1
From Statistical Likelihood to Convex Programs
MATH008 Lesson 7
00:00

Statistical inference asks: "Given this data, what are the most likely underlying parameters?" This slide bridges that question with Convex Optimization. We transform the probabilistic notion of likelihood into a structured program, showing that under conditions of log-concavity, finding the best estimate is equivalent to solving a convex optimization problem.

The Likelihood Framework

The likelihood function is the probability distribution $p_x(y)$ considered as a function of the parameter $x$ for a fixed observed sample $y$. To estimate $x$, we employ Maximum Likelihood (ML) estimation: choosing the value that makes the observed data most probable.

$$\hat{x}_{ml} = \text{argmax}_x p_x(y) = \text{argmax}_x l(x)$$

For computational efficiency, we use the log-likelihood function, $l(x) = \log p_x(y)$. Because the logarithm is a monotonically increasing function, it preserves the location of the maximum while turning products (from independent observations) into easy-to-manage sums.

The MLE Optimization Program (7.1)

We formalize the estimation as a mathematical program:

$$\begin{array}{ll} \text{maximize} & l(x) = \log p_x(y) \\ \text{subject to} & x \in C \end{array}$$ (7.1)

This program is a convex optimization problem if:

  • The log-likelihood function $l$ is concave for each value of $y$.
  • The feasible set $C$ (prior information) is described by linear equality and convex inequality constraints.
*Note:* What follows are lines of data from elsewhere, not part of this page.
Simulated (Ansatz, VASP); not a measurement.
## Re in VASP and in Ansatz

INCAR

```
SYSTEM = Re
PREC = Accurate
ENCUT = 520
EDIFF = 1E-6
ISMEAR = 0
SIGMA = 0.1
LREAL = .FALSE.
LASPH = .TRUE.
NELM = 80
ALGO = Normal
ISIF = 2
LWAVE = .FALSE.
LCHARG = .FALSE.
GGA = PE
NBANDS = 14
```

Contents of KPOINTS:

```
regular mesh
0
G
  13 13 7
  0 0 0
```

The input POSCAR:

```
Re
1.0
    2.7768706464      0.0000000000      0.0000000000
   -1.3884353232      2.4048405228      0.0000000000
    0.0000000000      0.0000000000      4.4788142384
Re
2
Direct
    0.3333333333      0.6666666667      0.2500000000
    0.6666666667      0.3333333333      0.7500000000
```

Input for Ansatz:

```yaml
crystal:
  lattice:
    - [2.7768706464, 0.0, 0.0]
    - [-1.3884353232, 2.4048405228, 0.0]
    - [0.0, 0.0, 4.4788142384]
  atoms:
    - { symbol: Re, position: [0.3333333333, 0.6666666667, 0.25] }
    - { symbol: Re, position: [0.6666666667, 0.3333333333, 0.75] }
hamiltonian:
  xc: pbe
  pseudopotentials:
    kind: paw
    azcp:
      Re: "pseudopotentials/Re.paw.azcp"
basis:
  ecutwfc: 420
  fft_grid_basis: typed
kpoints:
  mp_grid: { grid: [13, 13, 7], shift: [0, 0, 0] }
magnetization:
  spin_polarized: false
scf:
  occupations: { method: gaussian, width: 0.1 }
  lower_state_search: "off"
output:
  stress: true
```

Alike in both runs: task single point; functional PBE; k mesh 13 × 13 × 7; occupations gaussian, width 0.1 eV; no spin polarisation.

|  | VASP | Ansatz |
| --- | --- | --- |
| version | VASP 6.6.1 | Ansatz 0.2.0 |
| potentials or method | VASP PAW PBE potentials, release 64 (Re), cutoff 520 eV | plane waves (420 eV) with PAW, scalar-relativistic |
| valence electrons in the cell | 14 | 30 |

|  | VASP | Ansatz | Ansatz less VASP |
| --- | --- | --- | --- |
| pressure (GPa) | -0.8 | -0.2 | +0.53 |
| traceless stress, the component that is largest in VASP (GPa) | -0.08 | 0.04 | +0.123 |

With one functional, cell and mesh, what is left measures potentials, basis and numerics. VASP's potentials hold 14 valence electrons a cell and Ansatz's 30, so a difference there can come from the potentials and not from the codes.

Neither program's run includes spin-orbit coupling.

Integrating Constraints and Priors

ML estimation requires redefining $p_x(y)$ to be zero for $x \notin C$ to explicitly impose physical or prior constraints. In the optimization space, this means the log-likelihood function is assigned the value $-\infty$ for parameters $x$ that violate these constraints, effectively creating an impassable barrier for the optimizer.

🎯 Core Principle
The transition from "Maximum Likelihood" to "Convex Program" relies on the concavity of the log-density. If the noise or distribution is log-concave, statistical estimation becomes a globally solvable optimization task.